Our feelings come from our thinking about a situation, or the meaning we personally make of it.
(Often, this interpretation of a situation, the “meaning making” happens so quickly that it is hard to catch)
When you get upset and reactive with your child, you have made meaning of their behavior, and it’s not a good meaning. If we make a good meaning of their behavior, the response is mature, constructive, connecting….
So, what negative meaning are you making of your child’s behavior that has you reacting in negative/reactive ways?
What gets you upset? Why?
What does it “mean” when your child doesn’t listen to you for example?
What does it mean if you think you child has “purposefully ignored” you? Sit and think about it.
It is not a done deal that we must get angry if our children don’t listen to us.
Getting angry only happens when the meaning you make is one that you decide is hurtful to you… a judgment on your worth for example. Otherwise there would be nothing to be upset about.
But what if we interpreted the child’s behavior as benign or innocent rather than harmful.
It’s your choice actually. It always is. It is your choice to make what meaning you make of it and then to react the way you do.
Does this makes sense?
We only react negatively when we put a negative meaning on the actions of the child.

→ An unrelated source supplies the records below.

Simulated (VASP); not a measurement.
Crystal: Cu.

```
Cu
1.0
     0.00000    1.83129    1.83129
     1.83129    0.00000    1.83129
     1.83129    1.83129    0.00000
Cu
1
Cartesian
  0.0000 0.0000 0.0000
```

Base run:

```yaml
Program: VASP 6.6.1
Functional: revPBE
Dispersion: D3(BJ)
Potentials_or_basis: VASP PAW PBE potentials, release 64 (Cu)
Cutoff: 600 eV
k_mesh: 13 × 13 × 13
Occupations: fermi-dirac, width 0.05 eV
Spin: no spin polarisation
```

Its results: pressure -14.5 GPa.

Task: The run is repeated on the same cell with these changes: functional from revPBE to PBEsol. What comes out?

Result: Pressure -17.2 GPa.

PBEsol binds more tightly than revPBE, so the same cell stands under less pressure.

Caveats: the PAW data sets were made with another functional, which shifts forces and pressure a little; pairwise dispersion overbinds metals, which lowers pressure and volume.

But here is the thing. Children are not hurtful like this. They are actually usually too focused on themselves and their world to be trying to communicate subversive messages like this. And they are good, not malevolent.
The reason why we act negatively to a child’s behavior is because we have put a motive in their head that was never there in the first place, or because we are perceiving the situation as hurtful.
If that’s the case, don’t you think it would seem like a good idea to stop doing that?
What if you could see the innocence in your child’s actions? What if you knew that your child’s actions were just not conveying the negative meaning you thought they were?
What if not listening was really understood as:
“I am focused on what I am doing right now”
“I am overwhelmed”
“I am scared of you right now”
“I don’t feel connected to you”
“You have trained me to only respond when when you yell”
What if we saw the truth… instead of disrespect? Then we could address real root issues instead of going off of insecure assumptions that do nothing but to shame children, weaken the connection between parent and child, and protect the ego of the parent.
Better parenting requires that we suspend our insecure assumptions and look for the innocent truth that is present.